Chart Of The Day


Here’s an amazing statistic on the balance sheet recession in Europe via Neil Hume at FT Alphaville.  Not even in Japan did the economy stagnate like it is in Europe.  And what’s the difference?  fiscal policy in Japan was enough to maintain GDP growth.  And as we all know now, austerity continues to ravage European economies (via Citi):

“Our economists believe the sovereign debt and banking crises are causing a renewed recession in the Euro Area. Beginning in 4Q 2012 [Sic], they forecast real GDP to contract for 6 consecutive quarters. It is expected to be an especially protracted recession. Not even in Japan, during its lost decades, did real GDP decline for 6 consecutive quarters. Our economists’ Euro Zone forecasts imply real GDP will be some way below the trend established during the first 10 years of Euro inception (Figure 3) and not get back to previous peak levels for many years to come.”

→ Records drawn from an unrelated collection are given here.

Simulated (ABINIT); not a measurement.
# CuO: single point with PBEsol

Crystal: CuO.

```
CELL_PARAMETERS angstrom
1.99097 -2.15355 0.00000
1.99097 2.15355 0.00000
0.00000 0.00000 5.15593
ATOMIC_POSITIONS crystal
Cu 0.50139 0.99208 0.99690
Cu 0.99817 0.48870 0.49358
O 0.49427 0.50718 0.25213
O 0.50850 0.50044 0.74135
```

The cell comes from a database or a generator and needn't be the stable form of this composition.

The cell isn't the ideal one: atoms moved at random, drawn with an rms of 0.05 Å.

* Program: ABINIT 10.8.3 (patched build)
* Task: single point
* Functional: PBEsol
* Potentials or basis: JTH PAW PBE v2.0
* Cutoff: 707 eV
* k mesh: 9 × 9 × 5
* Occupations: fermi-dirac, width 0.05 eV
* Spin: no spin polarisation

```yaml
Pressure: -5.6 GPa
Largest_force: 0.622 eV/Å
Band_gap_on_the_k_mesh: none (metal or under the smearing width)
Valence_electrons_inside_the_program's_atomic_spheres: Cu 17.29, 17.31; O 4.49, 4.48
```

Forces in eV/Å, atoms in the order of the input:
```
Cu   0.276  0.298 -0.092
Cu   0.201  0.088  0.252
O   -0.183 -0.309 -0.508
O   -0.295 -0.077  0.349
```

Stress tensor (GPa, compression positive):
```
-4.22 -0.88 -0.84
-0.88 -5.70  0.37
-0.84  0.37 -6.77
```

And the Japan comparison is shown below.  You can clearly see (via Richard Koo) that GDP was actually maintained during their prolonged balance sheet recession.  Yes, the economy was by no means strong, but it also wasn’t a depression as we’re now seeing in some European countries.

It’s really amazing that we now have near factual real-time evidence of the damage that austerity causes during a balance sheet recession and yet we still have leaders who can’t come to grips with these ideas.  We’re all masochists now!